Apache OpenOffice (AOO) Bugzilla – Issue 126805
Importing CSV where apostrophe is separator and contained in text causes remaining rows to not import
Last modified: 2016-05-08 16:44:14 UTC
Created attachment 85264 [details] CSV file that can not be completely imported. When importing a csv file with an apostrophe as text and numeric delimiters and one of the text fields has an apostrophe in it, OpenOffice will stop importing the remainder of the file when the Separator Options are made to eliminate the apostrophes around the text and numeric values. Attached is a CSV file that can not be imported past row 124. This file imports correctly into Microsoft Excel. When the apostrophes are not showing in the preview window on the bottom of the Text Import window, scroll down to row 124 then scroll to the right. You will see the remainder of the rows are continuing across on row 124.
Can confirm the issue with the attached sample file. (row 124) Same problem if the CSV is used as Base datasource.
If apostrophe is used as text delimiter, a single apostrophe must not appear within a text field. This is a matter of logic. Within a text any apostrophe must be doubled. Line 124 should be : 'ARLINGTON IN','ARLINGTON INT''L AVIATION','150227','12/18/2015','470','35','02/02/2016' With this modification the entire file is imported correctly. See also https://tools.ietf.org/html/rfc4180 section 2 point 7 : If double-quotes are used to enclose fields, then a double-quote appearing inside a field must be escaped by preceding it with another double quote. For example: "aaa","b""bb","ccc"
Excel 2007 imports the fields surrounded with '. Apache Commons CSV can also parse all the lines in this format. AOO parses this too as long as the "Text delimiter" is not ', although it strips the leading ' which seems like a separate bug. What is very impressive is Excel's behaviour when ' is replaced with ". It correctly imports all lines, with the extraneous " inside the text removed. I have no idea how it does this - it must use advanced column and field auto-detection heuristics or something. Neither AOO nor Apache Commons CSV are able to get past line 124.
I didn't intend to fix this bug with the patch in r1739628, but I did. The problem was that the CSV line parser was trying to read and concatenate lines until it gets an even number of quote characters, which never happened. It now parses lines using the same logic as the CSV field parsers. The behaviour also matches Excel's. Resolving fixed. Thank you for your bug report!
*** Issue 123831 has been marked as a duplicate of this issue. ***
Results of my test with Linux-32 r. 1739631 The file imports completely. However line 124, second field from the original file as: 'ARLINGTON INT'L AVIATION' gets imported as: ARLINGTON INTL AVIATION' when I use the following as CSV import specifications: * text separator -- comma * text deliminitor -- ' (single quote) So the internal quote in INT'L gets dropped.

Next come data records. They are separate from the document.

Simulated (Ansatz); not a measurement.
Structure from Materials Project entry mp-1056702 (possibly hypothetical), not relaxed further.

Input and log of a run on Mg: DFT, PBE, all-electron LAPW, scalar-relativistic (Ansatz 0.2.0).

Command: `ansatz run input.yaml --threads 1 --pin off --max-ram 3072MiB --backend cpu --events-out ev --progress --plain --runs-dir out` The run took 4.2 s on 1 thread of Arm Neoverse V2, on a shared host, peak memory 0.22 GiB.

(In reply to Kay from comment #6) > Results of my test with Linux-32 r. 1739631 > > The file imports completely. However line 124, second field from the > original file as: > > 'ARLINGTON INT'L AVIATION' > > gets imported as: > > ARLINGTON INTL AVIATION' > > when I use the following as CSV import specifications: > > * text separator -- comma > * text deliminitor -- ' (single quote) > > So the internal quote in INT'L gets dropped. Which is exactly what Excel does in its "Text to columns" with that line, and which is how it generally works: fields starting with the quote character continue until the first quote character without an adjacent quote character, and then any subsequent text is appended as it is, without considering quoting at all.
(In reply to damjan from comment #7) > (In reply to Kay from comment #6) > > Results of my test with Linux-32 r. 1739631 > > > > The file imports completely. However line 124, second field from the > > original file as: > > > > 'ARLINGTON INT'L AVIATION' > > > > gets imported as: > > > > ARLINGTON INTL AVIATION' > > > > when I use the following as CSV import specifications: > > > > * text separator -- comma > > * text deliminitor -- ' (single quote) > > > > So the internal quote in INT'L gets dropped. > > Which is exactly what Excel does in its "Text to columns" with that line, > and which is how it generally works: fields starting with the quote > character continue until the first quote character without an adjacent quote > character, and then any subsequent text is appended as it is, without > considering quoting at all. Ah. OK. I haven't used Excel in many many years.